Ah dating. The modern day version of torture. Too dramatic? Hear me out. It’s repetitive and a money pit. We drop some absolute mad cash on failure and the treadmill of rejection, ghosting and judgements wear even the most enthusiastic dater out. Do I sound bitter? A tad. I am a single woman in her mid-thirties having as much luck as a Panda trying to mate.
I’m pretty sure I’m not an awful person. And I keep being told I’m devastatingly attractive. Okay fine I added ‘devastatingly’ but I’m not a blob fish I know that much. But the cycle of dating has worn me down a bit and I get over anxious and of course consistently expect the worst. Or maybe people expect more? Who knows? Either way my first impression is absolutely dire. Even more awkward is that I know it but that doesn’t stop me from failing to make eye contact, interrupting people out of sheer panic, telling boring stories, trying too hard and generally coming across like a marshmallow with no personality. Gin is also not my friend. This is all made worse by the snap judgements and the beady eyed assessments I can see going on the other side of the table as I attempt to be flirty, which is probably like being on the receiving end of a rhino horn. A unique, yet painful experience.

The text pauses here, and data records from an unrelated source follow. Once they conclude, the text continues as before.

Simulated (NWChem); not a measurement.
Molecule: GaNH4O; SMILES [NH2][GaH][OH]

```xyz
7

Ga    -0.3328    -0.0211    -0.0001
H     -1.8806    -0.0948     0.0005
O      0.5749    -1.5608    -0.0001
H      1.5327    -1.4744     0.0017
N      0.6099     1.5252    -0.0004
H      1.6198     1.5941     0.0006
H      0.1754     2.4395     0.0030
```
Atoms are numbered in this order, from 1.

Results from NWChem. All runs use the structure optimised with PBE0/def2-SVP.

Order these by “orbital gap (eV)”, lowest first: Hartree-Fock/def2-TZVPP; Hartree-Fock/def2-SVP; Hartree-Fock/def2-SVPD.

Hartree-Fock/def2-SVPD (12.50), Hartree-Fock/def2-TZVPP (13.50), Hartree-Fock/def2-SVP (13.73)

I thus resign myself to singledom as the date grinds to a halt and make less and less effort each time. One time I even turned up in Ugg boots, jeans and a sweatshirt with my puppy in tow because well, couldn’t be arsed at that point. Only to be confronted with the most beautiful man in a dapper suit. His photos did not do him justice. He was literally an 11/10. As his eyes flicked down to my footwear of choice, and then up to my arms clutching said puppy who had, at that exact moment, stuck his paw in my mouth, temporarily gagging me with cheesy puppy feet fur, I could see the enthusiasm melt from his face.
Dating, in my humble opinion, is a rather self-perpetuating cycle of excitement, anxiety and perplexing rejection.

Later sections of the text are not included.